Skip to content

Implementation Classes

The DataInterface Class

Class in which all required OAI data retrieval actions must be implemented. The instantiated instance of this class is then passed to the OAI repository.

Attributes:

Name Type Description
limit int

Max number of results to return per request for ListSets, ListIdentifiers, ListRecords

get_identify() -> Identify

Create and return an instantiated Identify object.

Returns:

Type Description
Identify

The Identify object with all properties set appropriately

get_metadata_formats(identifier: str | None = None) -> list[MetadataFormat]

Return a list of metadata prefixes for the identifier. If no identifier identifier is passed, then list must contain all possible prefixes for the repository.

Parameters:

Name Type Description Default
identifier str | None

An identifer string

None

Returns:

Type Description
list[MetadataFormat]

A list of instantiated MetadataFormat objects with all properties set appropriately to the identifer. If identifier is None, then list of all possible MetadataFormat objects for the entire repository.

get_record_abouts(identifier: str) -> list[lxml.etree._Element]

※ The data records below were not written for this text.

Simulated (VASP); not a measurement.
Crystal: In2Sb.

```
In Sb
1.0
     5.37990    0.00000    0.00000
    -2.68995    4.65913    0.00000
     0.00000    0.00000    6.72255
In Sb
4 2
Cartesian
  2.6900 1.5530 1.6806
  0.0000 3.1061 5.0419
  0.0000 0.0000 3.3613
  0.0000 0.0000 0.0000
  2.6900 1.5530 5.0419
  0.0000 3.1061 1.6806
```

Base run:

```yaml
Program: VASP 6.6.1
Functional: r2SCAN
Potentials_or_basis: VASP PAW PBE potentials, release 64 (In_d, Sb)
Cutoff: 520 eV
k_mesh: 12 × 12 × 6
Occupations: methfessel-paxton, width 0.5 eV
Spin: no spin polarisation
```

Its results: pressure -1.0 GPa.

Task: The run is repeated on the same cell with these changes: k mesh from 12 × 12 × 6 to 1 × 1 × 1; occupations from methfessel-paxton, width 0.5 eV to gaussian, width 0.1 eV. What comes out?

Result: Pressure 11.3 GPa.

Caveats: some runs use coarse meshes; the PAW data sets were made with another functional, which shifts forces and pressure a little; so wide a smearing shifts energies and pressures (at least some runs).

Return a list of XML elements which will populate the <about> tags in GetRecord responses.

Parameters:

Name Type Description Default
identifier str

A valid identifier string

required

Returns:

Type Description
list[_Element]

A list of lxml.etree.Elements to populate <about> tags for the record.

Important

oai_repo will wrap the response with a <about> tag; do not add it yourself.

Note

If you implement get_records_abouts, you may not need this method implemented. By default, get_records_abouts is the only method which calls get_record_abouts.

get_record_header(identifier: str) -> RecordHeader

Return a RecordHeader instance for the identifier.

Parameters:

Name Type Description Default
identifier str

A valid identifier string

required

Returns:

Type Description
RecordHeader

The RecordHeader object with all properties set appropriately.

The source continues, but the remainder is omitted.